Understanding how and when to proactively design your organizational culture is a stumbling block for many leaders.

Most leaders understand that their people are their biggest assets and that organizational culture is important to achieving company objectives. But, in their pursuit of growth or strategic priorities, many let organizational culture fall by the wayside and avoid proactively creating one. Other leaders overly prioritize culture and sacrifice business strategy. It seems that few leaders are hitting the mark when it comes to designing and executing their company culture. 

Understanding the Role of Culture in Company Strategy

Dr. Jennifer Chatman, an award-winning professor of management at UC Berkeley-Haas and faculty director of Leading Strategy Execution through Culture, has devoted the last 30 years of research on the subject of leadership and organizational culture.

Chatman says that leadership teams tend to misunderstand the role of culture. Culture is not created through “perks” like staff lounges or pizza Fridays. It’s a system of shared values the organization has determined to be critical for success. Leaders make a mistake when they don’t proactively cultivate and codify their culture, because “no matter what leaders do, or don’t do, a culture will form,” says Chatman. “It’s inevitable.” Leaders do have the choice on how and whether that culture can achieve their objectives. 

Culture as a Strategy Engine 

So how can leaders begin to think about designing their culture to serve their strategic objectives? Chatman has boiled it down to three criteria:

Culture must align with business objectives. Leaders must, first and foremost, define a clear organizational strategy: they need to have a solid business model, understand the company’s place in the market, and have a clear plan of action for its bottom line and growth goals. 

Once those strategic objectives are in place, leaders must begin identifying what core values and attributes are right for achieving those objectives. For instance, if part of a company’s competitive strategy is providing the highest quality customer service, they must include cultural values around service to others, going above and beyond positive attitudes.

“Culture is your strategy execution engine,” Chatman says. “I encourage leaders to define their strategy first, and once those strategic aspirations are defined, then think clearly about the most important behaviors and values that are going to enable the company to achieve its strategic objectives.”  

Make it real. Cultural values can’t be platitudes on a coffee mug or discussed once a year at staff retreats. It’s something people need to feel deeply about and apply to their work every day. “Culture must be internalized by your people, enough that they are willing to act upon and”—most importantly, says Chatman—“something they are willing to take risks on behalf of.”

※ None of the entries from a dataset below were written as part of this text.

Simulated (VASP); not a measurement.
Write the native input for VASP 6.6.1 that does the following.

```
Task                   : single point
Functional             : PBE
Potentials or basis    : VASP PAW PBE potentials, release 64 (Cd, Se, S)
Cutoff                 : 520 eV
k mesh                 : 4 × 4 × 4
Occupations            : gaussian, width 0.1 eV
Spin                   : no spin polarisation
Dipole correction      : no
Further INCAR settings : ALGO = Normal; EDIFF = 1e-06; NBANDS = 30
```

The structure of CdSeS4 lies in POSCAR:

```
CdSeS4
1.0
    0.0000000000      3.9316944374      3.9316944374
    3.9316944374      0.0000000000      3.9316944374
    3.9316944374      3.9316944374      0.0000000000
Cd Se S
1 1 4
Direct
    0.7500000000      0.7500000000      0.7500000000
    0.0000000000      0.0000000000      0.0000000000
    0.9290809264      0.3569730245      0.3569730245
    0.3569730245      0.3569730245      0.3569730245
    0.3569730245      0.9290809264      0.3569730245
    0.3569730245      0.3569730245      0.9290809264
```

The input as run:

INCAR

Design for adaptation. Chatman recognized this important factor after researching the cultures of 60 of the largest high-tech firms over six years.The companies that are the most successful have a codified set of values geared toward embracing change. “Organizations won’t grow, won’t change, won’t meet their financial objectives, unless they are chronically prepared to adapt, that is, they have the built in capacity to change that culture over time as external circumstances shift.”

Through her research and consulting with hundreds of Silicon Valley companies, Jennifer Chatman is shaping the debate on how to design organizational culture for maximum performance. Learn more from her in the classroom at Leading Strategy Execution through Culture.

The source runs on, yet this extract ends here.